Business Performance Management (BPM) involves a number of different approaches used by businesses to monitor and manage the company’s overall performance. It helps to determine how a business can reach its goal’s better. BPM relates to BI because it is a form of BI, and what sets it apart from other BI tools is its strategy focus. One of BPM’S key components is the tools it provides for organizations to outline strategic goals and then be able to measure and manage performance against them. BPM also supports an organization to do a number of things like monitor the businesses processes, increase efficiency and analyze risks. The information it provides can be shared throughout the organization, thus relating to business reporting. Business reporting is an essential piece of any organization. Successful BPM will help the organization in reporting information to its employees, customers, stake/shareholders, and most importantly, it will help with internal decision making. BPM relates to visual analytics because it provides organizations with modeling and analysis. Since the data is provided, it can be displayed in a way that can help the organization to identify trends and patterns that might not have been able to be identified before.
(20 pts) What is the difference between data or information visualization and visual analytics? Why should storytelling be part of reporting and data visualization?
Data or information visualization is any type of visual representation of quantitative information. By turning datasets into visuals, individuals can identify patterns and trends that might have gone unnoticed if they were in reports, spreadsheets or any kind of text-based data. Data visualization simply just helps to understand data in a visual way, so you can see what is happening or what has happened. Visual analytics on the other hand goes a step further. It lets you dig deeper in to the visual analysis by telling you why something is happening in what you are seeing, taking more of an approach to computation and analytical reasoning. Another difference is that information visualization is linked with business intelligence, while visual analytics in liked with business analytics. Storytelling should be a part of reporting and data visualization because simply visualizing data effectively is not enough. At the end of the day, you want the data to be remembered, and for it to be remembered, it needs to tell a story and have a voice behind it. Storytelling goes further than just showing data charts because it unlocks important things in the data that might not have been possible by just looking at it. This can really help a business if they are trying to convince people in decision-making positions to do certain things, it adds weight to what is being presented and supports the point being made. Storytelling and business intelligence are very important since it gives context to the dataset.
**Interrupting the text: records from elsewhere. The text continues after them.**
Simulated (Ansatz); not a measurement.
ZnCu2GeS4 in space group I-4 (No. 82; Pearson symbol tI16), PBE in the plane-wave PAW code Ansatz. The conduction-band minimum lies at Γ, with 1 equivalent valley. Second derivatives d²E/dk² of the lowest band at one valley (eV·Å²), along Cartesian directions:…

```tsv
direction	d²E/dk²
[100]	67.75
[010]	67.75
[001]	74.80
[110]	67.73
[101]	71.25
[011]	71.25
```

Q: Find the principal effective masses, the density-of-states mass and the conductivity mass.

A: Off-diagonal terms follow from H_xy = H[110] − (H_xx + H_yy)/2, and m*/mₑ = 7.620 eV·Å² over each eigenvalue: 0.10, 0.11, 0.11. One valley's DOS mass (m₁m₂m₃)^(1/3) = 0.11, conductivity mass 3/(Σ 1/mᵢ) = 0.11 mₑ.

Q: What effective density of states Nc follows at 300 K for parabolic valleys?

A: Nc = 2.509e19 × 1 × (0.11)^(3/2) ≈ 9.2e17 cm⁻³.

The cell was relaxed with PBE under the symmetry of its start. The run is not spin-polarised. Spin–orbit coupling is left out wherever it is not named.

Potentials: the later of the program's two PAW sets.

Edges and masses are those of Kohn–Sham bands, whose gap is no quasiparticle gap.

(30 pts) Read the Harvard Business Review article, “The CEO of Williams-Sonoma on Blending Instinct with Analysis” (found with the exam file on Blackboard). First, comment on the ways Williams-Sonoma addresses the non-technical side of what we have discussed with regard to BI/analytics in class so far. Secondly, comment on how the company has refined its thinking with regard to analytics along the lines of: structure, people, tools, and culture.
Think about the data mining process using the CRISP-DM model.
(10 pts) Why do the earliest phases take so long to accomplish?
I believe the earliest phases take so long to accomplish because they involve learning and understanding. The first two steps are “Business Understanding” and “Data Understand.” These steps require a lot of learning and understand of the business and data hence they cannot be automated. If the additional time in doing this is not spent in the early phases, then mistakes are very likely and can affect the entire data-mining project and even go on to result in a failed project.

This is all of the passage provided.